As student class sizes increase without a corresponding increase in teaching staff, the challenge to provide timely, formative student feedback increases. It might seem that moving to e-assessment is the answer. However, this does not necessarily remove the need for staff intervention. We have addressed this, and related issues, at our University by piloting a novel method of peer review using Adaptive Comparative Judgement (ACJ) software. ACJ is a process where students compare pairs of submissions, making a simple binary judgement on which piece of work is better and providing formative feedback (Pollitt 2012). As judgements are made, the software begins to rank the submissions, and the end-result is a sorted series of submissions ranging from best to worst.
We begin with a live, interactive demo. We will display a version of the software which has pictures of animals and flowers uploaded to it onto the presentation screens and ask the audience to choose which of each pair of photos is better. Thus each participant will get a feel for the judging experience for themselves and will be able to provide us with feedback about the method and the software design.
We then explain the principles behind ACJ/APR before showing how we use it concurrently in a Futurelearn MOOC (n=1000) and an honours course in Computing Science (n=80), and providing examples of student reactions to this approach. The use of this learning technology for learners in MOOCs as well as for more traditional students gives it the potential for wide impact.
Computing Science students often write code before they have learnt to read other people’s code (Glass, 2003). Our use of ACJ attempts to redress this imbalance at the early stages of encountering a new programming language. It’s important that students have completed the task themselves before undertaking this peer review activity so they have a deep understanding of the problem before they start to make judgements on their peer’s work (Nicol, 2018). This activity therefore only allows students to read other people’s code after they have themselves completed the coding task. It is also underpinned by recent research (Nicol et al, in press) that making comparisons is fundamental to our faculty of evaluative judgement.
The problem is deliberately set up so that a range of code solutions is possible. As learners see other learners’ code, they rapidly gain insight into the alternative solution space. One student commented: “I’m impressed by how different the solutions are.” Another said, “Isn’t it always fascinating to see how different solutions might exist for the same problem?” (FutureLearn comments)

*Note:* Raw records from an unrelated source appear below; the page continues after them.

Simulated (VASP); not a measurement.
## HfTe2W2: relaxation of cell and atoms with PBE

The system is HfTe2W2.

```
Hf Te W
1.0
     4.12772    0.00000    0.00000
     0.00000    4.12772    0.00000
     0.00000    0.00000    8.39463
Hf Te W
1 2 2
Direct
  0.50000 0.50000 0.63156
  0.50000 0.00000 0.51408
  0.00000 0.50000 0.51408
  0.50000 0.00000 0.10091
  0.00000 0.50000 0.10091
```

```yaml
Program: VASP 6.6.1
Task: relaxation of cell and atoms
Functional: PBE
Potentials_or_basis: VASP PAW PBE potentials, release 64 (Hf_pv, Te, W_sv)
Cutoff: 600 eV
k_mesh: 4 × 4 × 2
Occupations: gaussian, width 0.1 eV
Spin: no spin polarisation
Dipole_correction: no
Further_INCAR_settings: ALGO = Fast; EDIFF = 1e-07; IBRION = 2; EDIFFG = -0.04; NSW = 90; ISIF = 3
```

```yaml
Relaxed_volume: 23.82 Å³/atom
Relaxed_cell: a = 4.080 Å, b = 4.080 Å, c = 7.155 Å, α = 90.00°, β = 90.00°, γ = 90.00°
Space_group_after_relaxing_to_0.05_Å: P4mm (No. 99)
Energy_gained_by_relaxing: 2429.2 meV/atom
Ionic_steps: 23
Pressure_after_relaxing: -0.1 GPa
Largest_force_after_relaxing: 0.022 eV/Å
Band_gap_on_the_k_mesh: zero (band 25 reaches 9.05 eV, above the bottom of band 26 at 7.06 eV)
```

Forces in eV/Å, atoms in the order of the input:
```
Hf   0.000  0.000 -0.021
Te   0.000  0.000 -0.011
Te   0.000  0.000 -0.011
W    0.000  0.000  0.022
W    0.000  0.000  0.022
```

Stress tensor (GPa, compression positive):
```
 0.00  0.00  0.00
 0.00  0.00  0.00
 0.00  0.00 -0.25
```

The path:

While the example we give is discipline specific, ACJ can be used for any task where there are a variety of ‘correct’ solutions, and we would like to extend our use of ACJ/APR to other subjects. As well as the interactive demo at the beginning, a major part of this session will be a group discussion of the applicability of ACJ to the audience’s subject areas and suggestions for how this process might be refined.
Glass, R.L., 2003. About Education, in: Facts and Fallacies of Software Engineering. Addison-Wesley, Boston, MA.
Nicol, D. (2018) Unlocking generative feedback through peer reviewing in: Grion, V & Serbati, A. (eds) Assessment of learning or assessment for learning? Towards a culture of sustainable assessment in higher education. Pensa Multimedia, pp 47-59.
Pollitt, A., 2012. The method of Adaptive Comparative Judgement. Assessment in Education: Principles, Policy & Practice, 19(3), pp.281–300.